Let's quickly look at the top 20 features in this DFM to get a sense of how words are used in this corpus.

In [None]:
top_features = dfm.sum(axis = 0).A1
top_features = pd.Series(top_features, index=vocabulary)
top_features = top_features.astype(int)
top_features = top_features.sort_values(ascending=False)
top_features[0:20]

Now, let's create a wordcloud object.

In [None]:
import wordcloud

# Initialise the wordcloud object as `wc`
wc = wordcloud.WordCloud(width=800,
                         height=400,
                         background_color="white",
                         relative_scaling = 1,
                         max_words=200, 
                         random_state=42)

# Feed in the data from our `top_features` object
wc = wc.generate_from_frequencies(top_features)

# Don't use the default colours, and make blue
wc = wc.recolor(color_func=lambda *args, **kwargs: (51,51,255))
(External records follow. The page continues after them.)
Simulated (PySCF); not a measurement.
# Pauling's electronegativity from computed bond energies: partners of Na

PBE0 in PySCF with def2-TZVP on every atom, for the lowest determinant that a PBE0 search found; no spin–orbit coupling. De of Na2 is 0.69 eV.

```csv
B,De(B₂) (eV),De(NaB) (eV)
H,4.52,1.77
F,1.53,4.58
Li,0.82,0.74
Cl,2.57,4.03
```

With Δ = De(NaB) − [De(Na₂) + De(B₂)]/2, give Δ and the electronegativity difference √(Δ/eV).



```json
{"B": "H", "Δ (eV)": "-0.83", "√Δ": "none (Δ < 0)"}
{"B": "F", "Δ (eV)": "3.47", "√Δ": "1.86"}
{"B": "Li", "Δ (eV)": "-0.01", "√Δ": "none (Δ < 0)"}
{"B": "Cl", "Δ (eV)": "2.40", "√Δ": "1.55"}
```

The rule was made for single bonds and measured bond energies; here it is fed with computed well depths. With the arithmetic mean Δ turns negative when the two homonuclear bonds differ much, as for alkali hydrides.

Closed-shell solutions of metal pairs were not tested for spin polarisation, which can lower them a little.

Finally, we'll plot the wordcloud object using `matplotlib`.

In [None]:
import matplotlib.pyplot as plt

plt.figure(figsize=(8, 4))
plt.imshow(wc)
plt.axis("off")
plt.subplots_adjust(left=0, right=1, top=1, bottom=0)
plt.show()

Now that we've created this DFM, let's save it for further use. We'll also save the corpus file as well, so that we can access the texts if/when needed!

In [None]:
from scipy import sparse

sparse_dfm_file = os.path.join(sdir, 'guardian-dfm.npz')
sparse.save_npz(sparse_dfm_file, dfm)

features_file = os.path.join(sdir, 'guardian-dfm-features.txt')
with open(features_file, 'w') as f:
    f.write("\n".join(vocabulary))

corpus_file = os.path.join(sdir, 'guardian-corpus.csv')
tf.iloc[:,0:4].to_csv(corpus_file)